Cranberry Pear Pie Recipe
Posted by The Pie Guy
Makes one 9-inch pie, double crust, fruit filling. Total prep
A Cranberry Pear Pie is almost a cousin to the cherry pie.
Cranberries give the pie a wonderful sweet and sour taste.
A double crust cranberry pear pie recipe that is made with craisins and fresh pears.
By using dried berries no water is released in the cooking process and the cranberry flavor is intensified. The first prevents a soggy bottom pie crust and the later gives the pie a delightful kick.
D´ Anjou or Bartlett Pears are best for this pie. These sweet pears will complement the sour cranberries beautifully.
Most cranberries are harvested with water. The growers flood their bogs and use harvesting machines that loosen the cranberries from the vine. Cranberries float to the water’s surface due to their small air pockets in their center.
Growers push the cranberries like cattle in a corral to conveyors that lift berries from the bog onto trucks and then to processing plants.
Cranberries are a native fruit to North America. They were used as a staple as early as 1550. Cranberries are eaten fresh, ground, or mashed with cornmeal and baked into bread.
Maple sugar or honey was used to sweeten the berry’s tangy sour flavor.
In 1620 the Native Americans taught the Pilgrims how to use cranberries . The Germany and Dutch settlers named the berry “crane-berry” because it appeared to be the favorite food of cranes and the blossom resembled the neck color of an English cranes.
Later on cranberry was shortened to cranberry.
American whalers and mariners used cranberries onboard their ships to prevent scurvy.
Indians used cranberry poultices to draw poison from arrow wounds.
Cranberry tea was used to calm nerves as well as red dye for clothing
Cranberry Pear Pie Recipe
3 pounds pears (Try with “D´ Anjou”)
2 tablespoons fresh-squeezed lemon juice
You may add 2 to 3 tablespoons
of cranberry jelly sauce
for extra flavoring.
1 cup dried cranberries
3/4 cup sugar
1/4 maple syrup
1 tablespoons tapioca
1 teaspoon corn starch
1/2 teaspoon ground cinnamon
2 pinches ground cloves
pinch of salt
1 tablespoon cold unsalted butter (dotting top)

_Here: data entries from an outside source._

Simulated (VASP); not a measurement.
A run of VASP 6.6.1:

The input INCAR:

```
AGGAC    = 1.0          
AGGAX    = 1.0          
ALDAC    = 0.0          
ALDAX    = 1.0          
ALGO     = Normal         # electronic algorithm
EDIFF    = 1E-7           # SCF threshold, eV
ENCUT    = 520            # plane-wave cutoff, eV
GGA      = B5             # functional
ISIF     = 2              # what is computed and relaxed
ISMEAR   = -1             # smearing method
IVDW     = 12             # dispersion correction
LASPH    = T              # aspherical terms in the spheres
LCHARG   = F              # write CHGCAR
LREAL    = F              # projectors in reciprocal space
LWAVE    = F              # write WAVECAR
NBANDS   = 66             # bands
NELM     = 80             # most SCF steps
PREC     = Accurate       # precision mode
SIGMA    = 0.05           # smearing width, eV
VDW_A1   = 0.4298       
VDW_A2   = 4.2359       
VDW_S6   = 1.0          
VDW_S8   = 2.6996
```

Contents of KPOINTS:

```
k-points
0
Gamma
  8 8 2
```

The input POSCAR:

1. Prepare the pastry: Roll the pastry and line a 9-inch pie plate with the bottom crust. Roll out the remaining dough for the top crust. Chill the pastry.
2. Preheat the oven to 400° F.
3. Pour the fresh-squeezed lemon juice in the bottom of a large bowl. Peel, halve and core the pears with a melon baller or corer. Be sure to remove the fiber in the center of the pear. Slice them evenly about a 1/4 inch thick into the bowl, coating them with the lemon juice as you go.
4. Pour the cranberries over the pears.
5. Toss the pears with the dried cranberries.
6. Drain the juices from the pear mixture into a sauce pan and allow to cook down about on medium-low heat.
7. Add cornstarch to the cranberry-pear juice to thicken it up a little.
8. Re-incorporate the cranberry-pear sauce with the pears and toss again.
9. Add your sugar and spices to this mixture, mix gently.
10. Pour the filling into your uncooked pie crust.
Dot with butter and top it with the second crust. Trim and crimp the crust; chill the pie for at least 10 minutes.
11. Cut vent slits in the top crust. It is your option to sprinkle it with sugar or brush the top with heavy cream.
12. Bake the pie on a baking sheet for 10 minutes or until the crust looks dry, and starts to blister. Turn the oven down to 350° F, and bake for at least 30 to 40 minutes more or until the crust is golden brown, and visible juices start to bubble.
13. Cool the pie completely before cutting for at least a few hours. Serve it at room temperature or slightly warm. Store the pie uncovered in a cool place up to three days.